Fears for the wobbly world economy have pushed Brent crude below $100 a barrel for the first time since July. Long-term trends at work in the oil market mean it could stay depressed. That's good, since cheaper energy helps industry. Better still, booming shale output, greater efficiency and the rise of natural gas as a rival transport fuel may keep the oil price subdued even as growth is stimulated.
The price of Brent has dived almost 20 per cent in two months amid fears of a global economic slowdown. The latest dip was part of a broad sell-off in commodities that hit everything from gold to grains and industrial metals. Recent history suggests oil prices climb higher as soon as economic activity picks back up, a reaction that limits the duration of any stimulus provided by lowered energy input costs. There are three reasons to think this time may be different.
First, supply. The flow of crude from America's prolific shale deposits in Texas and North Dakota has been outstripping estimates. Eventually, America's revolution may spread elsewhere, including to Russia and China. This year, Citi expects oil supply growth to outpace demand growth by more than a third.

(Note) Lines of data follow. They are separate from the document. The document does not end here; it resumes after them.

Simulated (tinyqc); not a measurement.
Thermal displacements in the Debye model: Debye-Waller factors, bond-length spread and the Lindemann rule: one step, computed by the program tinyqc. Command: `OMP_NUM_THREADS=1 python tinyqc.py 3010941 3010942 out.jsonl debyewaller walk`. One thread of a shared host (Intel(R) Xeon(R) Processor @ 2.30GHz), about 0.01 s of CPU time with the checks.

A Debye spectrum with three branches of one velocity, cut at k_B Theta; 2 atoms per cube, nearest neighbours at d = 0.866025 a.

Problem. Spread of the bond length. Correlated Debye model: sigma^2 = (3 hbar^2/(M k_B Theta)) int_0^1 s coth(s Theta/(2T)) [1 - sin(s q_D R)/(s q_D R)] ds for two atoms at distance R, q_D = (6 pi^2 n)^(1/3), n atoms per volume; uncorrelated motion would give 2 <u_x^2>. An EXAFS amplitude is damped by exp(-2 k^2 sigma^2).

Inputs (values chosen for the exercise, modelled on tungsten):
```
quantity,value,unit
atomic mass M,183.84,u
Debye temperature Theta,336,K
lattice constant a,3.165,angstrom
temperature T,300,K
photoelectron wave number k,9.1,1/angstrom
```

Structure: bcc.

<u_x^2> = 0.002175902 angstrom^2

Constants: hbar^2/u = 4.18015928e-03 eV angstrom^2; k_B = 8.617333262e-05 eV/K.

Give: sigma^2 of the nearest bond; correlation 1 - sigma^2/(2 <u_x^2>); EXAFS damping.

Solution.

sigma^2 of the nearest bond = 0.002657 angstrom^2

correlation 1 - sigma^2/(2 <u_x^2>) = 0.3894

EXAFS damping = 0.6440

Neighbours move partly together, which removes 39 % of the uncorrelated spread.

Second, the demand outlook is changing. Years of high crude prices have sparked a renewed push for fuel efficiency. Analysts at Citigroup estimate that new vehicles worldwide are burning an average 2.5 per cent less fuel per year. China's appetite for crude is also moderating as its growth engine pivots away from oil-intensive heavy industry and construction towards consumption and services.
Third, ultra-cheap natural gas is eating into oil's monopoly as a transport fuel. Instead of paying $98 for a barrel of oil, truckers, shipping companies and rail operators can get the same amount of energy from American natural gas for around $25. In an aggressive scenario, Citi estimates gas could displace 13.6 million barrels of oil per day by 2025 - about 18 per cent of today's oil demand.
The changing dynamics mean there is a decent chance that crude may continue to trade at or below $100 even if global growth picks up. A budding recovery free of the drag of high fuel prices would be a welcome development - and not just for the world's beleaguered drivers.